Opposition leader Tony Abbott says he wants to open a “new debate about freedom of speech”. But Abbott is most interested in defending “free speech” for Australia’s rich and powerful at the expense of oppressed and marginalised groups.
In an August 6 speech hosted by right-wing think tank the Institute of Public Affairs, Abbott spoke out for the “freedoms” of Australia’s richest person and the most-read columnist from Australia’s biggest media corporation.
He defended mining billionaire Gina Rinehart’s drive to take over Fairfax Media and said a Coalition government would revoke a key anti-discrimination law under which News Limited columnist Andrew Bolt was found guilty of vilifying Aboriginal people.
Abbott’s defence of Rinehart’s bid to turn Fairfax into a mining industry mouthpiece is nothing new. It fits with the corporate media’s self-serving agenda to limit the definition of “media freedom” to the right of the super-rich to decide what news we are allowed to see and hear.
This pro-corporate view of media freedom includes the “freedom” to distort facts and manipulate public opinion for commercial advantage. It also includes the “freedom” to sack or exclude journalists and opinions that do not suit commercial interests.
Abbott also said section 18C of the Racial Discrimination Act was a “threat to freedom of speech” and promised to repeal it if he takes government. The section makes it unlawful to “offend, insult, humiliate or intimidate” people on the basis of their race or ethnicity.
Last year, Bolt was found guilty of racial discrimination under this section of the act. The columnist wrote two articles that named 18 Aboriginal people and implied they had pretended to be Aboriginal for financial or political advantage.
Abbott said this section was just a “hurt feelings” test, which should not trump Bolt’s right to “cause offence” or “write badly or rudely”.
But in his ruling on Bolt’s case, Justice Mordecai Bromberg noted that section 18D of the same act “exempts from being unlawful conduct [that] which has been done reasonably and in good faith”.
He found Bolt’s articles were racist not because they discussed the racial identification of a group of people, but because they did so in a way that disparaged that group on racial grounds.
As Aboriginal leader Pat Eatock, the lead claimant in the case against Bolt, told Green Left Weekly after the judgement: “It’s tragic that we’re led to believe that ‘free speech’ means you can say anything discriminatory. Justice Bromberg’s ruling did not deny free speech to anyone.
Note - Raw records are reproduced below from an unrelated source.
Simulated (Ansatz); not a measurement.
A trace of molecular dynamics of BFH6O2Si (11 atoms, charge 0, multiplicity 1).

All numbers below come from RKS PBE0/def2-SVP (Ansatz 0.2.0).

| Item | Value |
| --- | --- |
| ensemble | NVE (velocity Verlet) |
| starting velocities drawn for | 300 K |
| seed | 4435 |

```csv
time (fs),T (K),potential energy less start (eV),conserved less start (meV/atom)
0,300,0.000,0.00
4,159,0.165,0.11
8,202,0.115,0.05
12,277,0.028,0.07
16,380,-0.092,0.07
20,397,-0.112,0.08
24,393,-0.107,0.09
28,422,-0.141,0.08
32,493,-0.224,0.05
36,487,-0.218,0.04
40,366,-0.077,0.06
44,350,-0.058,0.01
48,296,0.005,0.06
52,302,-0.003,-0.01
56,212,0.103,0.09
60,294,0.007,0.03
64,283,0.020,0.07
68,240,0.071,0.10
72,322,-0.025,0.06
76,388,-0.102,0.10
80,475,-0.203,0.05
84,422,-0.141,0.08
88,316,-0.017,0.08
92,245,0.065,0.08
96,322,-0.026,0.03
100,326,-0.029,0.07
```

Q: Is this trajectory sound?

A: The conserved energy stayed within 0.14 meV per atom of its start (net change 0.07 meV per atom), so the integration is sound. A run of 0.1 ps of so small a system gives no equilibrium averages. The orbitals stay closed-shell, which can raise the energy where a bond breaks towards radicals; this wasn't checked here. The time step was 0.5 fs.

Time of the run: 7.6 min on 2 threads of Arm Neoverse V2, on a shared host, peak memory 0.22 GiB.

“He said that you cannot base opinion on racial prejudice. You have to have facts to support what you write. It’s about professional journalism.
“Bolt can say what he wants. He can have an opinion, but he has to be answerable to that.”
Abbott’s promise to repeal section 18C of the Racial Discrimination Act is not about defending the right to free speech or even the right to “cause offence”. Rather, it’s about legalising and legitimising racism in the media and in society.